Cigarette maker Philip Morris International Inc.'s net income grew nearly 13 percent in the first quarter because it sold more cigarettes at higher prices.
The seller of Marlboro and other brands overseas also raised its earnings outlook Thursday. Its shipments grew 1.6 percent from last year's first quarter to 207.9 billion cigarettes.
Net income rose to $1.92 billion, or $1.06 per share, for the period ended March 31. That compares with $1.7 billion, or 90 cents per share, in the year-ago period.
Excluding excise taxes, revenue rose 4.5 percent to $6.8 billion.
Analysts polled by FactSet expected earnings of $1.04 per share on revenue of $6.95 billion.
The company, which has offices in in New York and Lausanne, Switzerland, increased its full-year earnings forecast to between $4.55 and $4.65 per share. Analysts had expected $4.48.
Its shares rose $1.50, or about 2 percent, to $67.98 in morning trading Thursday.

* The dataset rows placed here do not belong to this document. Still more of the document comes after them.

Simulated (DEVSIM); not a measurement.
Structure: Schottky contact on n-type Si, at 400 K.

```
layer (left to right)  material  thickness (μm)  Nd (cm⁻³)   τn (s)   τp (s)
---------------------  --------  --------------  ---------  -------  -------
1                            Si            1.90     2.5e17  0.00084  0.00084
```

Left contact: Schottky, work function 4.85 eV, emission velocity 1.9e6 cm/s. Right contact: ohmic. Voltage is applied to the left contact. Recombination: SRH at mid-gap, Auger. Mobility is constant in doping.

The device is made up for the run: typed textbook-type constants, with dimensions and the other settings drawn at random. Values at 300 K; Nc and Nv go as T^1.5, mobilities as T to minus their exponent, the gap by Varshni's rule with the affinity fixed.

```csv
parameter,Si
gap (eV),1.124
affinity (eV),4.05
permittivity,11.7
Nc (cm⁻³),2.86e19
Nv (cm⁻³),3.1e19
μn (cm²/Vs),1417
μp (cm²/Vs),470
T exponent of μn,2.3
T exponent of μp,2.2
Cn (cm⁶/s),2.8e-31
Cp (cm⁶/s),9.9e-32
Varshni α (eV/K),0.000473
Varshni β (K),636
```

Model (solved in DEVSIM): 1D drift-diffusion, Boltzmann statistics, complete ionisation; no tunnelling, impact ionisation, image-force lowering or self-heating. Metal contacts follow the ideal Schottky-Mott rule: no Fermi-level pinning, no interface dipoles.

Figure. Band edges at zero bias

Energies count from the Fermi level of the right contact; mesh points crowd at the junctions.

"Overall our competitiveness is strong and our business is in good shape," CFO Hermann Waldemer said in a conference call with investors.
Especially important were large gains in cigarettes sold Asia, including Indonesia, Korea and Thailand, and the favorable impact of acquiring Fortune Tobacco Co. in the Philippines.
Shipments fell 7.3 percent in the European Union, 5.5 percent in Latin America and Canada, and nearly 1 percent in Eastern Europe, the Middle East and Africa.
Total Marlboro shipments fell 2.9 percent to 68.6 billion cigarettes in the quarter, mainly because of declines in the European Union.
Philip Morris International said its market share increased or remained stable in many key areas.
The company also said it made a $42 million deal in March to acquire International Tobacco & Cigarettes Company Ltd. In Jordan. It said the deal expands its manufacturing footprint in the Middle East.
The deal is expected to close next month. The company will locally produce its brands, as well as newly acquired brands like Kareem, Mercury, Noble and Polo Club.
Smokers face tax hikes, bans, health concerns and social stigma worldwide, but the effect on cigarette demand generally is less stark outside the United States. Philip Morris International has compensated for volume declines by raising its prices and cutting costs.
The company's earnings also were helped slightly by foreign exchange rates for the U.S. dollar. When the dollar is falling, companies that sell goods internationally and must convert revenue from foreign currencies usually increased dollar value for that revenue.
That effect is particularly strong for Philip Morris International, because it does all its business overseas.
The company also said it spent $1.36 billion to buy back 22.2 million shares of stock in the quarter. It plans share repurchases of about $5 billion in 2011 as part of its three-year, $12 billion buyback program that began last May.
Philip Morris International is the world's second-biggest cigarette company after the state-controlled China National Tobacco Corp.
Altria Group Inc. in Richmond, Va., owner of Philip Morris USA, spun off Philip Morris International in 2008. Altria is the largest U.S. cigarette seller.